We advise that you keep this email for future notifications. (E-mail ID: 3827552)
Note: If you have received this email in SPAM section please add to your address book firstname.lastname@example.org
© Copyright Barclays Bank PLC. 2013- All rights reserved
This is an example of using the backscatter method – possibly for harmful reasons or to steal information from a user once again. In this instance, the e-mail has been written reasonably well, however, they’ve forgotten one major element to assist with readability: formatting. Bolding words such as “warning” and line breaking on appropriate sentences e.g. “Honestly, BARCLAYS Security Department.“ (Oh, and no one uses “Honestly” as a valediction!) could have improved the success rate of this e-mail. They’ve also forgotten what most people do when their back accounts have possibly been compromised… they give the bank itself a phone call!
We noticed your account is open in one other location with network IP address (200.1.2775) Click here to logout the account from your mailbox and block the IP, from login in again from the address.
Firstly, let’s pay attention to the instances of grammatical errors. Although there are only 2, in an e-mail as short as the above, this is quite a generous volume. Now let’s look at the purpose of the e-mail; the sender is attempting to persuade the recipient to click on the link within the e-mail (with a good use of call-to-action anchoring). However, most e-mail alerts would include an indication of “where” the login was made in addition to the IP address – but some individuals would ‘trip up’ on this and could have recently logged in at another location. But finally, the real fails are 1) an alert would be sent to one account rather than multiple, 2) If this e-mail was from the mail server of the account, it would not find itself into the junk mail folder. There’s clearly no sound coming from this alert.
Mega Jackpot Lottery
YOUR E-MAIL ADDRESS WON THE MEGAJACKPOT LOTTERY.
We wish to congratulate you over your email success in our computer balloting sweepstake held on 10th August 2013. This is a millennium scientific computer game in which email addresses were used. It is a promotional program aimed at encouraging internet users; therefore you do not need to buy ticket to enter for it.
Your email address attached to ticket star number *344401* Ref. N?: 5K4/WXV/141/09/12/TR, Batch. N?: EUST/0713/598/408/78 drew the Uk Mega Jackpot International Lottery lucky numbers 8-12-13-90-65 which consequently won the draw in the Second category. You have been approve for the star prize of £1,000,000,00 GBP (One Million British Pounds).
You are advised to keep this winning very confidential until you receive your winnings. This is a protective measure to avoid double claiming by people you may tell as we have had cases like this before, please send your Full Name, Home Address, Age and Mobile Tel Number for processing of your winning fund.
Once again congratulations.
Mrs Vivian Lugard
Mega Jackpot coordinator.
This example is quite similar to the ‘old’ annoying banners on websites which tell you “Your IP has won a huge amount of money – click here to claim”. Shall we begin the critique of this e-mail?

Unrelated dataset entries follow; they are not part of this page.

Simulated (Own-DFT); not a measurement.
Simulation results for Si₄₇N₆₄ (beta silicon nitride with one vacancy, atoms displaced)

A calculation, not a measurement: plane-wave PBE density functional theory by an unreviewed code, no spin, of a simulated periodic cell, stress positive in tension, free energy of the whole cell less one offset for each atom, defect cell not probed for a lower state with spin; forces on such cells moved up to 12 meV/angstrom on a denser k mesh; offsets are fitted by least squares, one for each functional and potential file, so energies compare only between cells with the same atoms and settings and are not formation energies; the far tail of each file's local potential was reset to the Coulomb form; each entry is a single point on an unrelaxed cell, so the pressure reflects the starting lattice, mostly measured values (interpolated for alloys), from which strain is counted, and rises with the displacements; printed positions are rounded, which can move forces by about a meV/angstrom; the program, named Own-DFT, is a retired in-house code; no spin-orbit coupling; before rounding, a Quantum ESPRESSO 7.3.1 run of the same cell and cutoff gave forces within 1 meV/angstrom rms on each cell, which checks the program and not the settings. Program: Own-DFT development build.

The tone of the message is very similar to a person writing a letter, speaks English as a second language and is still in the stages of grasping it. Consequently, they are attempting to sound as professional as possible with a few slip-ups e.g. it is very possible that where the sender wrote the word “scientific”, s/he intended to say “specific”. But the main fails here are as follows. Firstly, the millennium happened 12/13 years ago, secondly, the sender contradicts the target locations of the competition by calling it the “Uk Mega Jackpot International Lottery” and finally, the capitalisation of the details to be send back is quite an obvious ‘copy and paste’ job. So err… nice “computer game” guys!
Hello From “Miss Confort”
My name is Miss Confort Amaruda i was very happy when i saw your profile today during my research and it really attract me alot i believe you are the one i have been searching for to share my love and my good interest with. How is your health? i hope all is well with you. I believe we can move from here .by knowing each other too well. But you have to understand that distance, age and color dose not matter what matters is the true love and understanding, in my next e-mail to you i shall include my photo. i will be waiting for your email reply for further introduction. Bye my love.
Miss Confort Amaruda.
Love at first sight! Well, not really.
This is an example of a message designed to break down the ‘stranger barrier’ in another attempt to obtain personal information from the account holder. This is much more of an emotional approach but is still quite impersonal and brief on the specifics. Take the first sentence for example – “she” mentions a profile that “she” saw of the account holder; was it a Facebook profile? Dating profile? Yahoo profile (although almost no one actively uses that feature on Yahoo!)? It may have been a more effective statement if the sender took a chance and “guessed” a type of profile the recipient owned and proceeded to mention that in the e-mail. Furthermore, taking this message as a whole, this e-mail is a bit too ‘forward’ for an introduction. By using phrases like ‘I believe you are the one’ and ‘bye my love’, the sender is literally “jumping” over the barrier rather than breaking it down – and no one likes to have strangers on their territory or past their personal perimeter. So Miss Confort, to be honest, I don’t think this is going to work out; it’s not me, it’s you….
Short and Simple
I have a confidential business worth 24.5 Million US Dollars for you to handle for me. Kindly reply via email@example.com
“Forget beating around the bush – let’s get straight to the point.”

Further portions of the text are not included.